Polish Homebrewers Association Scoresheet

Quick disclaimer: This post won’t be an in-depth discussion about bitterness itself, IBU, quality of bitterness or something similar. I just wanted to use goryczka in a headline. Instead, this is a copy of the beer competition scoresheet used by the Polish Homebrewers Association. It is similar to a Beer Judge Certification Program (BJCP) scoresheet, but the differences are interesting.

Obviously it is in Polish. Because they are good hosts, the Polish homebrewers also provided an English version for English-speaking judges (or German speakers who also spoke English, etc.) last month during the X-th Konkurs Piw Domowych (National Homebrew Competition) held at the Zywiec Brewery.

Should you not want to toggle back and forth between the two, here’s how they compare:

BJCP   Polish
Aroma/Aromat 12 12
Appearance/-   3
Color/Barwa 3
Foam/Plana 6
Flavor/Smak 20 17
Mouthfeel/Odcsucie w ustach   5 6
Bitterness/Goryczka 6
Overall/Ogólne wraženie 10

Both scoresheets list (on the left) possible flaws, but on the BJCP sheet judges simply check the boxes when those are present while in Poland they rate the intensity.

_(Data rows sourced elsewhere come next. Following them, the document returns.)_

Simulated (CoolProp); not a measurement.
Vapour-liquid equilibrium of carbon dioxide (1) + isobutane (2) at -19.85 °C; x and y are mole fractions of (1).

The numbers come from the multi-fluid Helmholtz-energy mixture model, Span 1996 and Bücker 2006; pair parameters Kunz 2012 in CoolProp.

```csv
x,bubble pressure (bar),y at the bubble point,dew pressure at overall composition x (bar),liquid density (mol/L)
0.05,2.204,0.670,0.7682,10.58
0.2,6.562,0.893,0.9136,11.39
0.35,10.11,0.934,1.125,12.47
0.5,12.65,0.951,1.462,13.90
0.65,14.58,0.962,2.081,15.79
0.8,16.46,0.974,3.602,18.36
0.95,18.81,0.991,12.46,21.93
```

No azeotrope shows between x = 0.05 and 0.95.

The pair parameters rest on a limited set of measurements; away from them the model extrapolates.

The key additions in Poland are foam (color, structure, quality, meaning volume, stability and cling) and bitterness (the intensity and quality of the bitterness).

For the record, like style guidelines these scoresheets are designed for beer competitions, not real life. Taking them outside that environment can lead to long, meaningless arguments discussions. However the influence of the BJCP sheet on the scoring matrix at RateBeer (Aroma 10, Appearance 5, Taste 10, Palate 5, Overall 20) should be obvious and the cultural impact of beer rating sites internationally cannot be understated.

They’ve got at least a few people talking about beer in a way they weren’t before. Personally, I like foam and I like bitterness. I’d be happy to see them be part of the conversation.

7 Responses to Let’s talk goryczka (bitterness)

  1. olllllo July 23, 2012 at 10:06 am #

    I always felt that 12 points is a sufficient range for most beers, especially ones that feature aroma.

    I’ve always been perplexed as to what to do with beers that call for, “Little to no malt aroma” and “Hop aroma may range from none to a light”.

    12 points is 20% of Score for a Light Lager. That’s a lot of wiggle room just for having no diacetyl.

  2. olllllo July 23, 2012 at 10:06 am #

    ooops. Context. I’m referring to the aroma score.

  3. Jeff Alworth July 23, 2012 at 11:31 am #

    Stan, this is an enormously interesting post. You’re exactly right that cultural impact of the BJCP cannot be (I’d say) overstated. It’s far more profound here at home, where the emphasis on off-flavors and the failure to carefully describe positive flavors has led to an impoverished idea about what beer should taste like.

    Imagine how our understanding of beer would be different if we had the Polish chart (which though not perfect is a big improvement on the BJCP). The Poles are more interested in appearance (19% of the points), for starters–something the BJCP barely nods at. Dividing it into foam and color emphasizes the elements of appearance, too.

    It would be wonderful to see a chart like you have, but with scoresheets from countries around the world.

  4. Martyn Cornell July 23, 2012 at 1:16 pm #

    the cultural impact of beer rating sites internationally cannot be understated.

    Ah, the old “cannot for must not” – see a good discussion of this common (so don’t fret, Stan, you’re in good company) phenomenon on one of my favourite sites, Language Log, here.

    That apart, interesting to see the Polish for “taste” appears to be “smak” – borrowed from German, presumably.

    As for “foam” it depends on the style – English cask ale, not necessarily, Pils, yes please.

    • Stan Hieronymus July 23, 2012 at 1:22 pm #

      Martyn – Oops.

  5. Stan Hieronymus July 23, 2012 at 1:31 pm #

    Jeff – I’m not sure there are any similar scoresheets. Worth looking for.

  6. Ben Edmunds August 6, 2012 at 9:06 pm #

    For what it’s worth, the major commercial competitions in the US do include bitterness as one of the criteria on their judge sheets.